However, fundamental shifts are challenging the German auto industry, which is struggling to transform itself from precision metal bending to advanced electronics. Traditional automotive companies (such as VW, BMW, Daimler, Audi, and Porsche) are seeing competition from newcomers like Tesla, Waymo, NIO, and a number of very nimble startups.

Whereas these newer auto companies have electronics as a core expertise, for traditional German automakers the starting point has been highly complex mechanical systems — primarily internal combustion engines — with electronics augmenting the behavior of those systems.

A significant portion of the Germany economy rests on the auto industry: it represents 5% of the country’s GDP and 820,000 jobs, according to The Financial Times. (In comparison, in the United States, automotive accounts for about 3% to 3.5% of total GDP.) A slowdown in sales, coupled with a delay in the development of autonomous driving technology, is being felt across Germany’s entire tech industry.

Semiconductor & fabs

The country may also be facing a lack of engineers entering the semiconductor industry. The IW Institut in Cologne says there were more than 300,000 engineering, science, and technology positions that went unfilled in April of 2019. PwC estimates this hiring bottleneck for small and medium-sized businesses could cost €65 billion (about $71.9 billion) in lost revenue.

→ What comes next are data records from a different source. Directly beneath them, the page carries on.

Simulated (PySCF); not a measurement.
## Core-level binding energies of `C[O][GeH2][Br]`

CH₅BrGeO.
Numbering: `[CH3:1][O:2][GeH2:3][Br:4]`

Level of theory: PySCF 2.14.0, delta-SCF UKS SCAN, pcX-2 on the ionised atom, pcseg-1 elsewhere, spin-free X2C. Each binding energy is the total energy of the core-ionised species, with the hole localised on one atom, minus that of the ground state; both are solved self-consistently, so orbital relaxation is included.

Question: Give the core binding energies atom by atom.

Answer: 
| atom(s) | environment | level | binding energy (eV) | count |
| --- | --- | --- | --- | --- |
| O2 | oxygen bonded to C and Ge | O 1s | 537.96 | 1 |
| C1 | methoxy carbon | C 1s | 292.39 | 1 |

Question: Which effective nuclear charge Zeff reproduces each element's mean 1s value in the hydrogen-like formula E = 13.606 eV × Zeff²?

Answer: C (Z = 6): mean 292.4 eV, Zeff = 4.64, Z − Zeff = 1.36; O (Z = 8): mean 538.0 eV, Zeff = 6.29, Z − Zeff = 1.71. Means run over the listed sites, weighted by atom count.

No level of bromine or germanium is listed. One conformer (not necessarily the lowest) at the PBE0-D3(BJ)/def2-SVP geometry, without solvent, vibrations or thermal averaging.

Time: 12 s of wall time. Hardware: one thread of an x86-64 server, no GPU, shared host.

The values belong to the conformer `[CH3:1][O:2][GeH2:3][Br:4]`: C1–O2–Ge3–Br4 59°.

Germany houses a number of fabs in Dresden, including three GlobalFoundries 300mm fabs, an Infineon fab making chips on 200mm and 300mm wafers, and an upcoming Bosch Semiconductors 300mm fab.

Germany has a number of semiconductor manufacturing equipment suppliers, led by Aixtron, headquartered in Herzogenrath. There is also Stuttgart-based Exyte, which specializes in building wafer fabs and other high-tech facilities.

A number of EDA companies are also based in Germany, including OneSpin Solutions, Silexica, MunEDA, and Pro Design/proFPGA.